Man United are Champions of Europe once again. We’ll quickly talk about the game and then get to the sub-plots. There were so many in this game; each with the potential of becoming a fairytale ending for the parties. But first about the game.
Two well matched sides played their hearts out in a game which was of the highest quality. I have never seen attacking football of such high standards in such a big game. Rather than play safe, Man United and Chelsea went for the jugular. Most games end up in penalties when the teams are overly defensive, but this game went to the shoot-out because Chelsea and United were too closely matched.
It is a pity Chelsea had to lose and I say that as a hard core United fan. For the first time in my life, I felt sorry for a side which had lost to my beloved ManU. In just 3 hours, Chelsea went from enemy number one to a club I began to show some appreciation for. That, I guess is the beauty of this game. A fan can get so mesmerized by its magnificence that he forgets all about enmity and hatred. More glory to football.
Now for the sub-plots.
God and the Busby Babes were with United tonight.

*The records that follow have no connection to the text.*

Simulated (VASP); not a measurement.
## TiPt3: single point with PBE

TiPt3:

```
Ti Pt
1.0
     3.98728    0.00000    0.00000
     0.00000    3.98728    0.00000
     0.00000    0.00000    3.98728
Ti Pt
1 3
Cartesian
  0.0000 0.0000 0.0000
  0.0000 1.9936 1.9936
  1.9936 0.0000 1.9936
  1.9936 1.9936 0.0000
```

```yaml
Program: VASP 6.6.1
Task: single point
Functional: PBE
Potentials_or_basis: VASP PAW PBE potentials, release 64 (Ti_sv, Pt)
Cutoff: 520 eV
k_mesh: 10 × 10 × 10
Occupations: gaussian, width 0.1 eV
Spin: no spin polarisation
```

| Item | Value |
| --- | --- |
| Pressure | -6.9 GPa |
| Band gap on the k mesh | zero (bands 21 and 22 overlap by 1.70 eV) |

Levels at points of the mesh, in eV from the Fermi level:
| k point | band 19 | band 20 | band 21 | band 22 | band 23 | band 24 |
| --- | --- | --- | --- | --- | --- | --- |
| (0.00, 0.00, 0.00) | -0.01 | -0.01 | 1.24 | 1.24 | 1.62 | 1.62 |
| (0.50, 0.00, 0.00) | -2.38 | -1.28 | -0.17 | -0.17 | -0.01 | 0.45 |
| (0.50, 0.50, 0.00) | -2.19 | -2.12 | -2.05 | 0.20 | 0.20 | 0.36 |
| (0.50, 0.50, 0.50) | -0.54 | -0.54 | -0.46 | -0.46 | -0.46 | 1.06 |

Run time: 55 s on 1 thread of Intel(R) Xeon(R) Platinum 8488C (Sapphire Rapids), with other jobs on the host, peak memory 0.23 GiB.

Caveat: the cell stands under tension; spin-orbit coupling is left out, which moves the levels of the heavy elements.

2008 marks 50 years since the Munich air crash. This tragedy is one of the saddest incidents in the history of any sport. The Busby Babes could have gone on to win more than one European Cup. The loss left a huge emotional scar on the clubs psyche. God couldn’t have found a better time and a better way to heal some of United’s wounds. God provided United the slice of luck they needed to edge Chelsea. Fifty years on, the spirits of the Babes must have finally celebrated
Ronaldo the big match player – the good part
Questions have been asked of Ronaldo’s big match temperament. He answered his detractors in the best possible manner – a coolly taken header to give United the lead. Ronaldo continued to create havoc on the left flank and all seemed destined for a perfect finish for the Portuguese and for United, until Frank Lampard equalized throwing the perfect finish out of the window.
Ronaldo the big match player – the bad part
Ronaldo is United‘s regular penalty taker – supposed to be their best. But when his run-stop-run penalty was brilliantly read and saved by Cech, he was on the verge of becoming the villain of the piece. John Terry’s missed penalty ensured that Ronaldo escaped without any deep emotional scars.
Ronaldo and his move to Real Madrid
The chances that Ronaldo moved to Real if United won the title were huge. Having won the biggest club title, he would have had nothing left to prove. Delivering another UCL crown for Fergie would have also liberated Ronaldo of all the obligations he owed the manager for having nurtured him and having stood by him after the controversy of the England- Portugal WC clash.
In the end United won, but chances are that Ronaldo will stay at Old Trafford. The Portuguese experienced great emotional upheaval during the game and was totally overwhelmed when United won. The experience should bind him closer to the club and the manager. Real can wait.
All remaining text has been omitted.